So far I have I have been angry, sad and embarrassed that we have such an idiot in the greatest leadership role of this country. I have been crying and shaking my head, banging it against an imagined wall and screaming inside since the election, I don’t know if I will ever be the same again.
I am today watching regulations that have been a protection against industrial pollution, climate control taken away with the stroke of a pen, placing an illegible signature, by a man claiming he wants to “bring jobs back to America” while he, his daughter and wife use third-world countries to manufacture their goods.
I am watching, waiting for health care for all to be wiped as clean as chalk on a chalkboard at the end of a school day, along with women’s rights, LGBT rights, and POC disenfranchising, waiting to see my Latin, Mexican, Muslim friends deported or denied entrance.
I am sad and I am angry, scared and embarrassed by this man now called “president.”

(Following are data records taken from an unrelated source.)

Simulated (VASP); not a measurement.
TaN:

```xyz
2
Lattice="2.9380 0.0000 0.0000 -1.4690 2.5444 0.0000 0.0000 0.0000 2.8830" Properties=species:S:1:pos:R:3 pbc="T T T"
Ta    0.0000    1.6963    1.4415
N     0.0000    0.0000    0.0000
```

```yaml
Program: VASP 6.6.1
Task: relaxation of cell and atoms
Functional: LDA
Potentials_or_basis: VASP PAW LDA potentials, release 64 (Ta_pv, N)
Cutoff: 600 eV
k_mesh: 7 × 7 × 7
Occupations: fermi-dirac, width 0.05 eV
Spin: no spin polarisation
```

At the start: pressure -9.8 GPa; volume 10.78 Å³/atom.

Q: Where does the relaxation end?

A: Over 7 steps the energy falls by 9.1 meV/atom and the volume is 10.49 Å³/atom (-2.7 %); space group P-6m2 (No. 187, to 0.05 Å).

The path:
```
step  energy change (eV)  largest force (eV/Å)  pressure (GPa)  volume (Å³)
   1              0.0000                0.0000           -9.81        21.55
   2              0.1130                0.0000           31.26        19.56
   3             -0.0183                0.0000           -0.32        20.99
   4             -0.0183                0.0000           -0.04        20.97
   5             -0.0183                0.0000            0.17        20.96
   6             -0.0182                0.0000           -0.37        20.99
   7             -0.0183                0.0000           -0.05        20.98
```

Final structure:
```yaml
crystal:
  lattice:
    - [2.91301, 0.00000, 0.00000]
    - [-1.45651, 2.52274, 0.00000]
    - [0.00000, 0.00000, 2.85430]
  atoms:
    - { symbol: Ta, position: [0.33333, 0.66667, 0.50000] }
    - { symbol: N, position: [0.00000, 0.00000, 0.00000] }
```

Living in my bubble or circle if you prefer for so long,I guess I should be glad this election ‘woke’ me to this reality show. Well, I am ‘woke’ and I am angry for a lot of reasons but above all, I am angry at the ones that believed all the bull shat lies, those that were too lazy in this day of technology to research policies and positions, those that couldn’t get off their purity cloud, their party over country and those that wouldn’t get off their asses to stand in line to do their duty, those same people that will stand in line for hours to get a concert or sports ticket but wouldn’t stand to exercise their right. I am angry and sad and frustrated and crying for the children of our world.
I am very proud of all those that marched yesterday and will in the future, know that even though I am unable to march I am and will continue to do my part with my keyboard, my phone calls and my meager dollars until this Russian is out of office.
If my position bothers you then unfollow, unfriend whatever at this time can’t have anyone around me that voted for Moscow Don.